Face ID

Easily run face detection, landmark prediction, facial recognition, and attribute estimation in Rust via ONNX Runtime.

Features

Detection: Face detection using SCRFD. Coordinates are relative to image dimensions (0.0 to 1.0).
Landmarks: Predict 5 facial keypoints (eyes, nose, mouth) for alignment (also relative).
Recognition: Generate 512-d embeddings using ArcFace for identity verification.
Attributes: Estimate gender and age.
Automatic Alignment: Built-in transforms to align faces to the pose required by recognition models.
HF Integration: Automatically download pre-trained models from HuggingFace.

Usage

The FaceAnalyzer is the easiest way to use this crate. It handles the entire pipeline: detecting faces, aligning them, and running recognition/attribute models in batches.

use face_id::analyzer::FaceAnalyzer;

#[tokio::main]
async fn main() -> anyhow::Result<()> {
    // Initialize the analyzer (downloads models from HuggingFace on first run)
    let analyzer = FaceAnalyzer::from_hf().build().await?;

    let img = image::open("assets/img/crowd.jpg")?;
    let faces = analyzer.analyze(&img)?;

    for (i, face) in faces.iter().enumerate() {
        println!("Face #{}", i);
        println!("  Score: {:.2}", face.detection.score);
        println!("  BBox (relative): {:?}", face.detection.bbox);

        if let Some(ga) = &face.gender_age {
            println!("  Gender: {:?}, Age: {}", ga.gender, ga.age);
        }

        if let Some(emb) = &face.embedding {
            println!("  Embedding (first 5 dims): {:?}", &emb[..5]);
        }
    }

    Ok(())
}

Usage: Individual Components

You can also use the components individually if you don't need the full pipeline.

Face Detection only

The ScrfdDetector finds face bounding boxes when given an image. When using a _kps model, it also returns the location of the eyes, nose and mouth.

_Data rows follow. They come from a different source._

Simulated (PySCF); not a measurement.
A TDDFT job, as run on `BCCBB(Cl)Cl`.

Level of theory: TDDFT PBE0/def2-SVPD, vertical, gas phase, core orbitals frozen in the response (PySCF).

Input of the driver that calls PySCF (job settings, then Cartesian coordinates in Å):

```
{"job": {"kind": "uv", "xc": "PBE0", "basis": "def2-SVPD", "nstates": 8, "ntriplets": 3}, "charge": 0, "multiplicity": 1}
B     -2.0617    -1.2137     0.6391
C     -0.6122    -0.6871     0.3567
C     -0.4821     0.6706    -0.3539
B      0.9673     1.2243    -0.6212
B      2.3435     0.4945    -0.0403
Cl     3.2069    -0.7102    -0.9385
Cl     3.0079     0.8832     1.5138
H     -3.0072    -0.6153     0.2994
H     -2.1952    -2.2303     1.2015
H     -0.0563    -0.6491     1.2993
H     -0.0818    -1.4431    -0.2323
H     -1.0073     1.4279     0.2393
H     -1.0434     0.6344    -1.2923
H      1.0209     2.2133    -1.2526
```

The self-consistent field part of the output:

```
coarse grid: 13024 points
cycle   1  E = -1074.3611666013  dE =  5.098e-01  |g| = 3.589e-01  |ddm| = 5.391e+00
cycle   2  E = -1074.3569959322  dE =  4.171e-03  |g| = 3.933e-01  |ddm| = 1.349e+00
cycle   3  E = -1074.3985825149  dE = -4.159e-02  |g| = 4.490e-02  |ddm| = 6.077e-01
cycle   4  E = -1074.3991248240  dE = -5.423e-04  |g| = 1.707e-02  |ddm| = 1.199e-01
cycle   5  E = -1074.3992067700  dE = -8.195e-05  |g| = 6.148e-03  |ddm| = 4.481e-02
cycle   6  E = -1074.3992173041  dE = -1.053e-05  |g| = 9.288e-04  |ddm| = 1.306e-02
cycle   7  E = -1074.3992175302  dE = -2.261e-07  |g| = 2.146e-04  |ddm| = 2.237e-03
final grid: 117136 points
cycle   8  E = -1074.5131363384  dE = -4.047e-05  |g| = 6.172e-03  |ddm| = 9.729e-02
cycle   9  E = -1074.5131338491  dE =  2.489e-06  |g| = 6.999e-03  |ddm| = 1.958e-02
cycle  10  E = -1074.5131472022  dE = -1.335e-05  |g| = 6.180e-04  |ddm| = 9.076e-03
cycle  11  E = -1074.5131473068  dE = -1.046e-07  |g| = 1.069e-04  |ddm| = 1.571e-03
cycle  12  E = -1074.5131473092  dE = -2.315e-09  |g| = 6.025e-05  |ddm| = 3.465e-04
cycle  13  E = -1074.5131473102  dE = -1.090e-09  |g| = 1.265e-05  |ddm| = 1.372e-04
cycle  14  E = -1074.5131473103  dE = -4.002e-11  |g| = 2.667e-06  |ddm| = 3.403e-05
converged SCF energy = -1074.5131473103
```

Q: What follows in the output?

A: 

use face_id::detector::ScrfdDetector;

#[tokio::main]
async fn main() -> anyhow::Result<()> {
    let mut detector = ScrfdDetector::from_hf().build().await?;
    let face_boxes = detector.detect(&img)?; // Relative coordinates [0, 1]
    
    // To get absolute pixel coordinates:
    let absolute_boxes: Vec<_> = face_boxes.iter()
        .map(|f| f.to_absolute(img.width(), img.height()))
        .collect();
}

Facial Recognition (Embeddings)

Recognition requires aligned face crops, meaning the eyes, nose and mouth are warped to the spot the embedding model expects them. This crate provides face_align::norm_crop to transform a face based on its landmarks into the 112x112 format required by ArcFace.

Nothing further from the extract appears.